Dne 07. 01. 22 v 21:54 Major Hayden napsal(a):
On 1/7/22 14:46, Jiri Konecny wrote:
I would like to do here a bit of brainstorming and ask if there is an
existing solution to this problem. To explain my problem,
recently I found more and more apps likes terminals, prompt and
command line tooling, which are great to use but not
packaged or are outdated in our repositories. The reason for this is
simple. These apps are written in languages like Rust or
Go which works the way that there are plenty of smaller libraries and
these are really a hell to package or maintain in
Fedora. On the other hand it's pretty simple to build it from the
source (most of the time) but hard to split it into packages.
Oh gosh, yes, this has been a problem for me for a while. I maintain
azure-cli, which has a few subpackages. It depends on about 95 other
Azure Python SDK components which depend on various Python libraries.

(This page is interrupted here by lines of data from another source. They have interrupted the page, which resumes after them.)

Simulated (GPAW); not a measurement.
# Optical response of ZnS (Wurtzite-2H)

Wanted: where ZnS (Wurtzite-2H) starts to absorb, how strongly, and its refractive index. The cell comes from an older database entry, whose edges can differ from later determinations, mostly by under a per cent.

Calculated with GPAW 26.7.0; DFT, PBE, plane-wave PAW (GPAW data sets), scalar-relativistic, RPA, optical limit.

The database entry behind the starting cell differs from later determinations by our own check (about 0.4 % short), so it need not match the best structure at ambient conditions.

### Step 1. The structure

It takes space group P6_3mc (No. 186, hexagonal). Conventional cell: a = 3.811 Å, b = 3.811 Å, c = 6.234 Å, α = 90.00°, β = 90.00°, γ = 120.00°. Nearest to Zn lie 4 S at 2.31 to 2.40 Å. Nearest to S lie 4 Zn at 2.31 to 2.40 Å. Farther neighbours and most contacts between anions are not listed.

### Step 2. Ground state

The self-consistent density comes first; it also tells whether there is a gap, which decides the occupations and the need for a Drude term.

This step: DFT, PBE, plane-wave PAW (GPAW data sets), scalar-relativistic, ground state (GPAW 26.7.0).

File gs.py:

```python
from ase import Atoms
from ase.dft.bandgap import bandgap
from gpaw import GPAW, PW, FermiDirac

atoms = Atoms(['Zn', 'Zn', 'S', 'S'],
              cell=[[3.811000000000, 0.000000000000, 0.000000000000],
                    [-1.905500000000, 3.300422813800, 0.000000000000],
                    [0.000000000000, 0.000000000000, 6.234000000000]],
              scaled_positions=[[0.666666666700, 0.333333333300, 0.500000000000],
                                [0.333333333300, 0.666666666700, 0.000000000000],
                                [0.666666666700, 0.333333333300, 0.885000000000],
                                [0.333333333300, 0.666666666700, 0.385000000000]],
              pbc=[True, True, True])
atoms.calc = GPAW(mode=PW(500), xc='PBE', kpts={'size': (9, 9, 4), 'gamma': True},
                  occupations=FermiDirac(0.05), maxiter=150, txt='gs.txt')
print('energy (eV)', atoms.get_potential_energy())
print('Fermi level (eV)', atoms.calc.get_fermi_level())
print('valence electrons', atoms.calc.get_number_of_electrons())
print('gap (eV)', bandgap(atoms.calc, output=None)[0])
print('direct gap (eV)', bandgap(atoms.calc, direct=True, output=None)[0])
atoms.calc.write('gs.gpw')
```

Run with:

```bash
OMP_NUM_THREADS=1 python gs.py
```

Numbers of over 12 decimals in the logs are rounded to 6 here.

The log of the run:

Each of these must be carefully updated when the main azure-cli
package is updated. 🥵
I would say, that for GUI apps we already done that. We have Flatpak
which is doing great job to get these apps there
and motivate people to do that because it's then consumable on plenty
of places. However, this is not really usable if you
need app which is core part of the system (like prompt) or emacs/vim
which needs a lot of dependencies from the system
based on user configuration.
I do like Flatpaks for GUI applications.
For CLIs, I've seen people use container images since it's a single
item that is easily updated. However, it's not always easy to
determine how a container was built and the home of its sources. 😬
The cloud vendors seem to be moving towards bundling everything up
into a zip file that you download and run. AWS now has their own
crypto/hashing components and bundled Python in a zip. Google has a
large zip with plenty of third party vendored content.
Bundling to ZIP is again the same issue. You have to download it from
somewhere and from my PoV that is a bigger problem than not being able
to validate the content.
In general I'm thinking if we shouldn't "shift" our current packager is
responsible for safe content to author is responsible for safe content.
That is basically happening for Flatpak. It's much easier to package
because you can "just take the binary" from author and don't care.
Partial solution to that is COPR. Which I'm taking as AUR (Archlinux).
That is great but maybe there is something not specific for RPM but
working out of the RPM world? That would be much better marketing for
the authors to do the packaging.
I'm very interested to hear additional use cases and ideas.